The field of engineering is exciting and dynamic. It is also a field with many disciplines that allow you to discover and work within your unique strengths and skill sets. As an engineer, you have the opportunity to work on projects from start to finish and see the tangible results from your efforts. This aspect appeals to many people who are interested in this line of work.
5 Key Qualities and Skills for Successful Engineers
If you’re considering a career in this field, here are the skills and qualities that can help you succeed:
1. You are skilled in math.
It’s essential that you have an aptitude for math if you’re considering this career. You don’t have to be a wizard with numbers, but engineers frequently use calculations in their jobs.
2. You are a problem solver.
If you enjoy taking on a challenge, thinking of new and innovative ways of doing things, and troubleshooting technology issues, then this could be an ideal path for you. Essentially, engineering is all about solving problems–either changing something to make it more effective and efficient, or creating something that has never existed before.
3. You have a strong interest in how things work.
Many successful engineers enjoy taking things apart and putting them back together, changing equipment to be more efficient, designing products, vehicles or robots and creating apps or physical objects to solve problems. Professionals in this field are often responsible for projects from start to finish–creating designs in theory, working with them in practice and fixing them once they launch.
4. You have excellent communication and teamwork skills.
When it comes to finding effective solutions for problems, working with others can be an essential part of the process. In fact, very few engineers work in isolation. Depending on your work, you will need to be able to collaborate and communicate with colleagues, suppliers, clients and staff who are working on the same project as you.
5. You stay up-to-date on new technology and developments.

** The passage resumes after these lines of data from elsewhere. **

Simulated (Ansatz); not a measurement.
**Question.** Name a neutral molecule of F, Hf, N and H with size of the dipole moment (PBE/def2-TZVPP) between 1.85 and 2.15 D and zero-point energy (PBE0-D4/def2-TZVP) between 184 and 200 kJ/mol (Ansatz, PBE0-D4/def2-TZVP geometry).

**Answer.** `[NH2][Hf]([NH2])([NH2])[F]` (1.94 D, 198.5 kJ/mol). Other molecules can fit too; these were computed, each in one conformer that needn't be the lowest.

If there is a particular area of technology or engineering you are interested in or follow, this may be a good indication you’ll enjoy it as a career. Perhaps you’re interested in computers, cybersecurity, smartphone technology or robotics, for instance. With the critical thinking and analytical skills you will develop in an engineering program, the sky is the limit for what you can create and contribute to the world.
Earning an Engineering Degree
To become an engineer, you will need to earn a bachelor’s in engineering degree at minimum. Due to the diversity of this field, it is important to have an understanding of your particular interests, career goals and the required coursework so you can study the discipline that is right for you.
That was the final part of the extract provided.